Is there closed form for $\prod_1^{i=k}(2^i-1)$ ?
I found that it is the product of the terms of the following arithmetico-geometric sequence : $$\{u_1=1,u_{n+1}=2u_n+1\}$$ I found nothing with factorials, but there may be something.
For the story, I want to prove that : $$\forall n \in \Bbb N, n\gt 3, \exists m \in \Bbb N, 0 \lt m \lt n$$ such as $$\forall k \in \Bbb N, 0 \lt k \lt n^2-m²-2n+1, 2^k \not\equiv 1 \mod (n^2-m^2)$$ and $$2^{n^2-m^2-2n+1} \equiv 1 \mod (n^2-m^2)$$ That's why I tried to make the product.

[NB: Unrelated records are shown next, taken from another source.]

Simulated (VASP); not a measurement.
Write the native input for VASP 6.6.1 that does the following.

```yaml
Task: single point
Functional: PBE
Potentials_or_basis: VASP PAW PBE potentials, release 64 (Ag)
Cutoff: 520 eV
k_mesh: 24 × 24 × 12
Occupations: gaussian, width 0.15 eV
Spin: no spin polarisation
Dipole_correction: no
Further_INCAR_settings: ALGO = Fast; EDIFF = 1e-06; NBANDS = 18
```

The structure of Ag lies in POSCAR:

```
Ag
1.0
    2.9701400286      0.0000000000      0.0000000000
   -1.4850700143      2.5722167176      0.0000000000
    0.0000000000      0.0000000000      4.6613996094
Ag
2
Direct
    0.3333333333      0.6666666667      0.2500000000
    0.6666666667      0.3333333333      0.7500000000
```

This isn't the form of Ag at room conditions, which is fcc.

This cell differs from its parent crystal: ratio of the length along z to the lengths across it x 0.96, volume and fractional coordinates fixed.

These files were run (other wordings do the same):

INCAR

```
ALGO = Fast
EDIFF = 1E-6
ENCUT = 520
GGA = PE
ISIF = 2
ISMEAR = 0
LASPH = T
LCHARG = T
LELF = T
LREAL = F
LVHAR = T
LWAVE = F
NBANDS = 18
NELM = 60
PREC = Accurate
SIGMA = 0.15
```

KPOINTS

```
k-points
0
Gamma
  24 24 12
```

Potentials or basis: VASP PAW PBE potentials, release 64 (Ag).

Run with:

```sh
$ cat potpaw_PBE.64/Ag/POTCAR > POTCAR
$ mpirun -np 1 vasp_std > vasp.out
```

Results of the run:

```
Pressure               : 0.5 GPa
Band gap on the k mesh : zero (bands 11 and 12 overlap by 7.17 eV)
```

In terms of known notations:
Let $u_{n+1} = 2 \, u_{n} + 1$ where $u_{0}=1$, for which $u_{n} = 2^{n}-1$. Using $$(x;q)_{n} = \prod_{k=0}^{n-1} (1 - x \, q^{r})$$ leads to \begin{align} P_{n} &= \prod_{k=0}^{n-1} \{ u_{k} \} = \prod_{k=1}^{n} \{ 2^{k+1} - 1 \} \\ &= 2^{\binom{n+1}{2}} \, \prod_{k=1}^{n} \left(1 - \frac{1}{2^{k}}\right) \\ &= 2^{\binom{n+1}{2}} \, \left(\frac{1}{2}; \frac{1}{2}\right)_{n}. \end{align}